They are disposable. Meta is deploying them in tents. Elements of the infrastructure like power generation and heat management could be made durable, but I imagine that isn’t a huge cost compared to replacing the entire guts of the thing every generation.
If/when the AI bubble bursts, I’m skeptical that they would get repurposed as any kind of non-AI data center, as I doubt the demand would come anywhere close to matching the supply. The hardware would probably be sold off for pennies on the dollar, and hopefully these parts weren’t designed to be unusable in consumer PCs. I’d like to see those data centers turn into homeless shelters or something of benefit to the community, but that’d require extensive reconfiguring of the interior for a non-profit cause. More likely they’ll end up as warehouses and distribution centers, or end up as long-term vacancies.
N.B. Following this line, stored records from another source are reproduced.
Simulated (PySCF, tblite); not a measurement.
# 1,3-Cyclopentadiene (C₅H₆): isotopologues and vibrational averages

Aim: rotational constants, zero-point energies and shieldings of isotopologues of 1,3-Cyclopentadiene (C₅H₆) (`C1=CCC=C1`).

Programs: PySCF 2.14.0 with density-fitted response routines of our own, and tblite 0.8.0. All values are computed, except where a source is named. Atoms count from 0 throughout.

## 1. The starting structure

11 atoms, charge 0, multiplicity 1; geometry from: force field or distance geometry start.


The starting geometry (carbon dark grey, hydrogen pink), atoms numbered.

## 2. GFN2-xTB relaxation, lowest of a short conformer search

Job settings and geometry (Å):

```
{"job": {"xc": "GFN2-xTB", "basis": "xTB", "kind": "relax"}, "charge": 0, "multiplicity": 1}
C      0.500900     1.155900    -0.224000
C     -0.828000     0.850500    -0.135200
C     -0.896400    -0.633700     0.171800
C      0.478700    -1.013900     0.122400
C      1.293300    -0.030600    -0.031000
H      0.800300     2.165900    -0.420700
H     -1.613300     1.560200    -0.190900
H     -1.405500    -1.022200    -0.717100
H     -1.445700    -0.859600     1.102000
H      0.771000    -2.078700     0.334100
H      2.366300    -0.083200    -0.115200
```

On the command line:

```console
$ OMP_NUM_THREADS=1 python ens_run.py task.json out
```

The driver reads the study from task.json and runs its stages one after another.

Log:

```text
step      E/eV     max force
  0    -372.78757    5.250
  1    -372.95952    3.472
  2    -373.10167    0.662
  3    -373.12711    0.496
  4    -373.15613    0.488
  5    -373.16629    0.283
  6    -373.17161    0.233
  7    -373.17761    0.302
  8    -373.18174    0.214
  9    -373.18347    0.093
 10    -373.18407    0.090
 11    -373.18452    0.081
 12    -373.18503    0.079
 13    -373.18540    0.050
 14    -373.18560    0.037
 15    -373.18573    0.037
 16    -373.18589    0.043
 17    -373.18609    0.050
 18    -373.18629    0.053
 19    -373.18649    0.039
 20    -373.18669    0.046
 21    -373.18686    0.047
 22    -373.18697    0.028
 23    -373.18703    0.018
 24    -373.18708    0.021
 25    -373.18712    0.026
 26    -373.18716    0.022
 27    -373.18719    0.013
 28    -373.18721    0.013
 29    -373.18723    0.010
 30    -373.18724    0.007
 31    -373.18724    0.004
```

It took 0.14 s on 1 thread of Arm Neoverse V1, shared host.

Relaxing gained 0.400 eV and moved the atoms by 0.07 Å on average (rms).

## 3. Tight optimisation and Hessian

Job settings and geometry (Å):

Hopefully cheap parts, but more likely just another excuse for higher consumer prices on everything.
They become the go to place for huge LAN parties.
Oh just wait and see, you’ll find out how fast people will come along and scrap the metal and scavenge the RAM and other parts…
Concentration camp warehouses, of course!
This is from October of last year, it’s way more than I thought:
Nearly 3,000 new data centers are under construction or planned across the U.S., per a new analysis shared first with Axios — adding to the more than 4,000 already in operation.